Hi Ted,
Theodore Tso wrote:
On Sat, May 02, 2009 at 11:15:01PM -0700, Joel Becker wrote:
int reflink(const char *oldpath, const char *newpath);
The reflink(2) system call creates reference-counted links. It creates
a new file that shares the data extents of the source file in a
copy-on-write fashion. Its calling semantics are identical to link(2).
Once complete, programs see the new file as a completely separate entry.

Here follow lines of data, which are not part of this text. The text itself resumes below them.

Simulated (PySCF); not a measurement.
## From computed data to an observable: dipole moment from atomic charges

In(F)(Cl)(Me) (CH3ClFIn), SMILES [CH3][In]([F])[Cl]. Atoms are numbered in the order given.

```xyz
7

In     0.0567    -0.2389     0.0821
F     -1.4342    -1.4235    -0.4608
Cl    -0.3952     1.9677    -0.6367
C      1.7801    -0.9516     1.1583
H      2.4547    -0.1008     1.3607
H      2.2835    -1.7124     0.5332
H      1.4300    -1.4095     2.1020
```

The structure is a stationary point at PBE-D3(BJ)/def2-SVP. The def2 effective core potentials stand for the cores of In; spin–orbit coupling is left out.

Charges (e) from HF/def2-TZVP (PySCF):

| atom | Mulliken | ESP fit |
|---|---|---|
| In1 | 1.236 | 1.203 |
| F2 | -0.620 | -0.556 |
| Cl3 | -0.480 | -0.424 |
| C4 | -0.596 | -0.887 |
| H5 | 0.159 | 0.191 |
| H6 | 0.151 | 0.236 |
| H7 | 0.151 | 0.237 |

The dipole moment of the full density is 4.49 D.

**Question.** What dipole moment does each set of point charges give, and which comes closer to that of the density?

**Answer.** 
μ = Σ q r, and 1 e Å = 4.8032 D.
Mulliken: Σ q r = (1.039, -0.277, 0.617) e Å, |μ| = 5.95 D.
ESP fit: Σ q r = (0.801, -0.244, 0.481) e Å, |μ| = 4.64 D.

How should quota handle reflinks? Since there are separate inodes,
the two files could be owned by different user ID's. Since the data
blocks exist only once, I can imagine a number of different ways of
handling it:
1) When the reflink is created, the owner of the new reflink is not
charged the number of blocks of the file against his/her quota. If
the original inode is deleted, the original owner continues to have
the cost of the file charged against his/her quota until the last
reflink disappears.
2) When the reflink is created, the owner of the new reflink is NOT
charged the number of blocks of the file against his/her quota. If
the original inode is deleted, the owner of the reflink is charged the
number of blocks against his/her quota. If that drives the owner over
quota, the quota subsystem will enforce the soft and hard quota limits
as per normal. If there are more than one reflink against the file,
the system will randomly choose one user and charge the blocks against
his/her quota.
3) When the reflink is created, the owner of the new reflink is
charged the number of blocks of the file against his/her quota. The
original owner of the inode continus to also have the blocks of the
file charged against his/her quota, so in effect the blocks are
"double counted".
4) When the reflink is created, the owner of the new reflink is NOT
charged the number of blocks of the file against his/her quota. The
original owner of the inode continues to also have the blocks of the
file charged against his/her quota; if the file is deleted the blocks
associated with the file will not be charged against any users' quota.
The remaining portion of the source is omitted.